Cheetah Net rallies despite 331% EPS miss as revenue surge overshadows losses
Logistics restructuring and technical oversold conditions drive 3.4% stock gain amid $3.6M annual loss
Cheetah Net Supply Chain Service Inc. shares rose 3.4% on Friday, defying expectations after the micro-cap logistics company reported a massive earnings miss alongside an unexpected revenue surge that suggests its strategic restructuring may be gaining traction.
The Irvine, California-based company reported a loss per share of $1.12 for fiscal 2025, far worse than the expected loss of 26 cents—a 331% shortfall that would typically pressure shares downward. Yet investors focused instead on revenue that more than tripled analyst projections, reaching $1.29 million compared with estimates of $400,000. The counterintuitive market response underscores the complex calculus facing investors in small-cap companies navigating business model transitions.
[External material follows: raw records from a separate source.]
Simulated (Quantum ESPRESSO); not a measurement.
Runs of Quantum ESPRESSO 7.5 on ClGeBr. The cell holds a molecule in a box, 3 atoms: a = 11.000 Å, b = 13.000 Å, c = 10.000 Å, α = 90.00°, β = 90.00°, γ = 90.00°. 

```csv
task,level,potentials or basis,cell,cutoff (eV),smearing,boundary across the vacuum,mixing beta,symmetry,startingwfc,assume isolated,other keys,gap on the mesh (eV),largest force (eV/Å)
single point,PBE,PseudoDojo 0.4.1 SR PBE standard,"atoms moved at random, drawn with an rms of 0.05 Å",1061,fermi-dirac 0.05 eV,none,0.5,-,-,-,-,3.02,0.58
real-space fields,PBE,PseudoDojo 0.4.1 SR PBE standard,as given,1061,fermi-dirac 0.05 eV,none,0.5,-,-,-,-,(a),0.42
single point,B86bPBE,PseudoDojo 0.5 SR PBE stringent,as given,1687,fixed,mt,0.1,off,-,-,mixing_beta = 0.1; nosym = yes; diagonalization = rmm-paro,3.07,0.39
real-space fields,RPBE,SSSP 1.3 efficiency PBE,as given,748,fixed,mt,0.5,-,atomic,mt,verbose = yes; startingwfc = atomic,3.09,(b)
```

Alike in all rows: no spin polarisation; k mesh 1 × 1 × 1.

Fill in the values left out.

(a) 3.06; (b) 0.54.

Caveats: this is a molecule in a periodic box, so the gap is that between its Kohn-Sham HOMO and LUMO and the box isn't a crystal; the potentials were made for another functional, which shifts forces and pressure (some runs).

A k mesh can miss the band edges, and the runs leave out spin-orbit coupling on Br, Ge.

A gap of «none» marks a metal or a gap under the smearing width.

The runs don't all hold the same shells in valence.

The revenue beat reflects Cheetah Net's aggressive pivot away from its previous parallel-import vehicle dealership business, which it discontinued on March 3, 2025, toward a logistics and warehousing focus. Revenue from that segment jumped 182.7% to $1.29 million from $455,805 in 2024, while the acquired Edward Transit Express Group saw revenue decline 32.2% to $214,810 due to ongoing U.S.-China trade tensions.
"Despite these challenges, the company focused on strengthening operational fundamentals by expanding labor and logistics services, improving cost discipline," said Tony Liu, Cheetah's chairman and CEO, in a statement referencing the impact of tariff tensions and global trade uncertainty on cross-border logistics demand.
Technical factors also contributed to Friday's rally. The stock's relative strength index had fallen to 28.8, indicating oversold conditions, while trading volume spiked to approximately 308,000 shares—nearly four times the average daily volume of 77,900 shares. When technical indicators reach such extremes, even modestly positive news can trigger short-covering rallies as momentum traders adjust positions.
The company's financial position remains precarious. Cheetah Net reported a net loss of $3.65 million for 2025, compared with a net loss of $5.19 million in 2024. Operating losses widened 22.4% to $4.58 million, driven partly by a $731,307 impairment charge on intangible assets and goodwill from the Edward acquisition. The company's market capitalization stands at approximately $55 million, keeping it firmly in micro-cap territory where volatility is commonplace.
However, one bright spot emerged in the form of interest income, which surged 188.4% to $924,224. The increase was driven by earnings on short-term loan receivables and certificates of deposit from prior public offerings, providing a financial cushion that could help fund operations during the transition period.
Analysts have maintained a price target of $3.00 on the stock, suggesting potential upside if the company can execute its logistics strategy effectively. That target represents roughly double Friday's closing price of $1.53, though the company currently trades at a premium valuation of 38.9 times trailing revenue—a rich multiple for an unprofitable enterprise.
Looking ahead, management indicated plans to "evaluate strategic opportunities, including potential partnerships, investments, or acquisitions, to complement existing logistics and warehousing capabilities." The company's ability to reduce operating losses while maintaining revenue growth in its core logistics segment will be critical for sustaining investor confidence.
The U.S.-China trade tensions that weighed on Edward Transit's performance in 2025 remain a wildcard for Cheetah Net's outlook. As logistics companies navigate increasingly complex cross-border regulations, those with diversified service offerings and strong cost controls may emerge stronger—though the path for a $55 million company with mounting losses remains treacherous.
For now, investors appear willing to look past the earnings disappointment, betting that Cheetah Net's strategic pivot toward logistics and warehousing will eventually deliver profitability. Whether that optimism proves warranted depends largely on management's execution in the quarters ahead and the broader trajectory of global trade relations.